Mali
Heir to Timbuktu and the great empires of the Niger
Mali is a landlocked giant of the West African interior, a country whose name evokes the fabulous medieval empire that once made Timbuktu a byword for distant riches and learning. The Niger River sweeps in a great arc through its heart, sustaining cities and farmland in a country that fades northward into the open Sahara. Its roughly 25 million people, drawn from the Bambara, Fula, Songhai, Tuareg, Dogon, and others, carry one of Africa's deepest cultural legacies, from the mud-brick architecture of Djenné to a globally celebrated music tradition, even as the north endures rebellion and jihadist violence.

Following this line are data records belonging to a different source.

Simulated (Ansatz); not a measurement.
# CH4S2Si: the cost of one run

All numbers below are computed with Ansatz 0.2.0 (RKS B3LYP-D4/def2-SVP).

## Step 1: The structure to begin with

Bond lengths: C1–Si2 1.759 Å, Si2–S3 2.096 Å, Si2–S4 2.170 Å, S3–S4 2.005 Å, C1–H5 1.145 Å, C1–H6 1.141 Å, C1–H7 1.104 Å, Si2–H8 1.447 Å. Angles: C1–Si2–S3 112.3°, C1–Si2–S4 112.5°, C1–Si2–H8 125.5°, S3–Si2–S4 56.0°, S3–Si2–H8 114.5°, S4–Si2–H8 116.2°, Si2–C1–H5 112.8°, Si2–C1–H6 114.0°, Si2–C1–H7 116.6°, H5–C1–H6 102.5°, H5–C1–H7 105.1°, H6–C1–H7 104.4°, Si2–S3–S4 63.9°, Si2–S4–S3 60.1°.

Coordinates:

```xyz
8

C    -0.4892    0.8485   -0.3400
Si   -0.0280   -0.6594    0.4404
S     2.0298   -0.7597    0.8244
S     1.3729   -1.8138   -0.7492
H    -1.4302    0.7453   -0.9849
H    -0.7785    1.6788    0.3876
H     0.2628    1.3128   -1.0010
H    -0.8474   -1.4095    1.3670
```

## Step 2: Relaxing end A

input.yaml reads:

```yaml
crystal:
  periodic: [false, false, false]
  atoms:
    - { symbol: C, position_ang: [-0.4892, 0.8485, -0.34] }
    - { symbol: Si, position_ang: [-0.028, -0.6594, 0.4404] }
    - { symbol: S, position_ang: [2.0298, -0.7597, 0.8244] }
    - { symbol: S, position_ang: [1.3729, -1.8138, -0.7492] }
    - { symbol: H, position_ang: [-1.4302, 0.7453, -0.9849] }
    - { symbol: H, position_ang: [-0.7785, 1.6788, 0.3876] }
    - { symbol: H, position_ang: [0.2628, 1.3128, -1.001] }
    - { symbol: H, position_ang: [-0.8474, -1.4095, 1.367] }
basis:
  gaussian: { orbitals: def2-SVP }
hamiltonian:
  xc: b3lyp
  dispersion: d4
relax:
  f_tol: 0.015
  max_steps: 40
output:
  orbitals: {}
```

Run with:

The Niger River is Mali's lifeline, fanning out into the vast Inner Niger Delta, a seasonal wetland teeming with fish and birds, before bending past Timbuktu toward Niger. The fertile, populous south gives way to the dry Sahel and then to true desert across the northern two-thirds of the country, where the Adrar des Ifoghas highlands rise and the highest point, Hombori Tondo, reaches about 1,155 meters. Gold is the leading export, making Mali one of Africa's top producers, alongside cotton and livestock, though drought, isolation, and conflict keep most people poor.
The Ghana, Mali, and Songhai empires successively dominated the trans-Saharan gold and salt trade, and under rulers like Mansa Musa, whose legendary pilgrimage to Mecca scattered gold across the route, Mali became a center of wealth and Islamic scholarship at Timbuktu and Djenné. France absorbed the region as French Sudan, and independence came in 1960. Recent decades have been turbulent: Tuareg rebellions, a 2012 jihadist seizure of the north that prompted French intervention, and a series of military coups that have realigned the country away from France and toward Russian partners.